'Resistance': How underground forces sabotaged the Nazis - review

History of disparate actions by underground forces throughout Europe in World War II.

 A SOLDIER guards the entrance of an underground shelter. The book details the many operations of the underground resistance against the Nazis (Illustrative).  (photo credit: JORGE SILVA / REUTERS)
A SOLDIER guards the entrance of an underground shelter. The book details the many operations of the underground resistance against the Nazis (Illustrative).
(photo credit: JORGE SILVA / REUTERS)

Parachuted into Denmark by Great Britain’s Special Operations Executive (SOE) in March 1943, Flemming Muus met with resistance leaders to gauge their willingness to launch sabotage operations against the Nazis.

Determined to help his fellow Danes “find their lost souls,” Muus warned London that the Wehrmacht would respond brutally to attacks and asked, “Shall we slow down or force the issue?”

Although the circumstances in Denmark were unique, this question was raised by members of resistance movements in all the countries occupied by the Nazis during World War II.

In Resistance, Halik Kochanski, the author of The Eagle Unbowed: Poland and the Poles in the Second World War, provides a history of the disparate actions taken by underground forces throughout Europe and their impact. Stunning in the breadth and depth of its research, analysis and exposition, Resistance is certain to become the authoritative work on this subject.

Kochanski acknowledges that the number of people who actively resisted the Nazis in occupied countries was small. After all, overt acts of resistance had minimal effect on the conduct of German military operations, risked reprisals against large numbers of innocent civilians, and usually lacked popular support.

Jewish fighters from the Vilna Ghetto (credit: Wikimedia Commons)
Jewish fighters from the Vilna Ghetto (credit: Wikimedia Commons)

Resisters, however, did play a pivotal role in supplying information about the location and movement of troops and warships, and possible plans of attack. A clandestine press complemented BBC broadcasts, which reached a far wider audience, countered Nazi propaganda and confirmed the existence of resistance movements.
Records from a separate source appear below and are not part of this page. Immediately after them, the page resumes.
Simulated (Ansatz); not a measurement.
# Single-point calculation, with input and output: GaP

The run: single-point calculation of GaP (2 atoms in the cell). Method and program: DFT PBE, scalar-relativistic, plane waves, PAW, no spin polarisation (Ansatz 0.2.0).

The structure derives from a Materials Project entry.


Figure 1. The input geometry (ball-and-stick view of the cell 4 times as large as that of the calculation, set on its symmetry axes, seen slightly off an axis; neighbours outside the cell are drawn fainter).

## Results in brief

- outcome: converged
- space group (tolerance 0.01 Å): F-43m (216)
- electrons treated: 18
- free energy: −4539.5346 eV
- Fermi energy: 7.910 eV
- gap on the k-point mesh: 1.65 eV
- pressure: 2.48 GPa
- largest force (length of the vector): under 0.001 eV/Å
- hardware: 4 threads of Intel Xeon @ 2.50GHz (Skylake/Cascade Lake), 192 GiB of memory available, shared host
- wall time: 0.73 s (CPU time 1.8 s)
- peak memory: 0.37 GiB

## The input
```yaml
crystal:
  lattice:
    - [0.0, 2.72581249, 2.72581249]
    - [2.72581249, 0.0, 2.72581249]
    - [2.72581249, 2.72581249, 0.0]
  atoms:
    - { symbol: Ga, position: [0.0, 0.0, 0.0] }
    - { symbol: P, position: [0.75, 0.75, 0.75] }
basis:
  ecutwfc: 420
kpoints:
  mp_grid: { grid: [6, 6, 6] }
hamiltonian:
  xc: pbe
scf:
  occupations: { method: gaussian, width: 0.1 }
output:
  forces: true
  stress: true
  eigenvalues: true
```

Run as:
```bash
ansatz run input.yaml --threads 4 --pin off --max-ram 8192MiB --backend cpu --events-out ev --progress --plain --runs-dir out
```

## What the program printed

In many European countries, Kochanski reveals, World War II was fought through “an infinite series of Chinese boxes of one struggle within another.” The resistance against occupying powers often led to two other conflicts, with different tactics and ultimate aims: a war against collaborators or perceived collaborators and a civil war for power once the nation was liberated.

Resistance into civil war

In Yugoslavia, Draza Mihailovic’s Cetniks and Marshal Tito’s Partisans fought with greater ferocity against each other than to expel the Nazis.

In France, resisters had to contend with the cult of personality around Gen. Philippe Pétain, a World War I hero who became the collaborationist chief of state of the Vichy government, and a prickly Charles de Gaulle, who had not yet attained the confidence of Allied leaders or his own people.

In Norway, civilians thwarted the efforts of Prime Minister Vidkun Quisling to nazify the public schools. In the Netherlands, the Catholic Church refused to administer the sacraments to anyone who supported “the National Socialist ideal to any extent.”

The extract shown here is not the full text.